The following is the written testimony submitting by Supervisor Buster Johnson to the State’s Ad Hoc
Dear Chairman Campbell:
I have been a County Supervisor for Mohave County for the past twenty years. For the last two decades I have seen the State Legislature try and perfect our state retirement system. I do believe our state lawmakers understand the importance, and necessity, of wise stewardship of taxpayers’ dollars. They know that a balanced budget is common sense in that only fools spend more than they take in. With that said though I must ask why has this allegedly Conservative elected body left Mohave County taxpayers on the hook for up to $80 million caused by poor management at the state level?
Mohave County’s unfunded liability amounts for the Public Safety Retirement Pension System are over $20 million. The cities within our County are far worse off, owing over $100 million. Fire districts within our county are already maxed on their property tax rate. I am not sure how they will even afford to pay their portion of the debt without going bankrupt. It’s important to note that these are just preliminary numbers, and we could end up owing even more. Statewide the total liability is $7.7B, but once interest is added that total will double and total liability will be probably around $15B. Counties, cities and fire districts don’t just have millions lying around to pay off this debt. We are going to have to pay this amount off over time and by doing so accrue interest on the payments which could double the amount taxpayers owe.
Counties were also notified that the State needs the Counties to pay up front for their portion of the refunds due to employees because PSPRS has outdated computer systems. Municipalities were told in April to stop the overpayments yet the State continued to incur interest because they had no way to stop the overpayment on their computer system. This is just another example of the State’s lack of financial responsibility coming back onto the counties.
Over the past eight years, counties and cities have also been hit with state cost shifts. In fact, some have gotten so use to being mugged by our state officials that they are praising lawmakers this year for not taking more funds from us. This year, the state swept close to $750,000 from Mohave County’s General Fund and more than $100,000 in our county’s Highway User Revenue Funds (HURF). The State’s annual sweeps of local governments’ funds have been an ongoing problem that many local elected officials have learned to live with. They say, “We can cover it; just don’t rock the boat or they might take even more.”
State sweeps added onto the $7.7 billion elephant in the room are forcing local municipalities to cut services and raise taxes while state lawmakers get viewed as the taxpayer’s hero for not raising a dime. This problem however is in no way the counties, cities or fire district’s fault. In 2011, the State Legislature passed a series of ill-advised reforms to the state retirement systems. At the time, I pointed out that what the Legislators were doing was “unconstitutional” and would be thrown back in their faces by the Arizona Supreme Court. Now local governments are on the hook for paying back PSPRS employees the overpaid contribution amount with interest plus supposedly now we are being asked to fund the state’s portion and receive a credit later down the road.
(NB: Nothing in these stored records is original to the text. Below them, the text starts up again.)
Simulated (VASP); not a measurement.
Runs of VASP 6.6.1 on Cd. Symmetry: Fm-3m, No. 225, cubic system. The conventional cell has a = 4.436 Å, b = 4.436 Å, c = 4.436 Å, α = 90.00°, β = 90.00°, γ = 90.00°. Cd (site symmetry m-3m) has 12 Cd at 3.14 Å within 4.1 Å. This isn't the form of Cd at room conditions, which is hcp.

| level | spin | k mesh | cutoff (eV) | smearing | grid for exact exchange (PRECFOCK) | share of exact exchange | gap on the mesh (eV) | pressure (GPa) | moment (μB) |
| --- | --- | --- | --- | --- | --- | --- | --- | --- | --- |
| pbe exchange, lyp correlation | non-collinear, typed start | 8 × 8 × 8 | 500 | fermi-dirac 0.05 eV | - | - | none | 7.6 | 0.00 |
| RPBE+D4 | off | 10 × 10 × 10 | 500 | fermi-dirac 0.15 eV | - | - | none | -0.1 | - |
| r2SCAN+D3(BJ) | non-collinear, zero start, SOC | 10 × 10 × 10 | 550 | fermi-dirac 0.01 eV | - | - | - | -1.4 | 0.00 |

Adding weight to the deficit, the almost-two-decade-old Deferred Retirement Option Plan (DROP) for public safety officers has also become unsustainable. Designed to keep experienced personnel on the job after 20 years of service, DROP allowed employees and employers to stop contributing to the fund for up to five years, but then gives the employees’ unfunded payouts upon retirement. During their five-year extension of duty, the amount increases at an approximately 7.5 percent level for many officers, even during recessionary years. The taxpayer is backfilling the program’s current payouts.
In 2016, the Legislators did more retirement system tinkering, a portion being the splitting of the elected officials’ program into two plans. By putting new officers into a 401K-plan, the retirement funds of those who have been in the system for a while will dry up within a few years without new investment. Once again, the State puts future liability onto local taxpayers. The struggling Elected Officials Retirement Plan (EORP, which includes Judges Retirement Fund) is another $19 million drag on Mohave County’s economy. Totaling everything dumped on the county along with financing interest, that adds up to close to an $80 million Mohave County liability.
At this point in time, the average Arizona family of four is in debt to the State for close to $10,000. It’s hard to imagine that a son, daughter or grandchild who may be entering kindergarten already has a liability of $2,385 because of Capitol mismanagement and deficit spending. State lawmakers have allowed the retirement board to run with basically no oversight. And now wonder why there are mountains of debt? We must pass legislation and ensure there is oversight in the future so these bad investments do not occur again.
With interest, it will take local governments years to pay their currently designated liability for the State Legislature’s poorly planned legislative mistakes. And, just like the usual annual State sweeps, local governments are expected to suck it up, hand the State the money, and thank them for their benevolence. And remember, all government moneys are taxpayer dollars.
What this state has done with its employees’ retirement plans is poorly planned at best, criminally stupid at worst. In my opinion the only way to fix the pension debt issue for the state to enact a 1 cent sales tax to cover everyone’s shortfall. That way lawmakers are taking responsibility, everyone is sharing in on the burden, and local governments won’t have to go bankrupt or millions in debt to pay for the State’s mistake.
Thank you for your time and allowing me to submit testimony on this very important issue.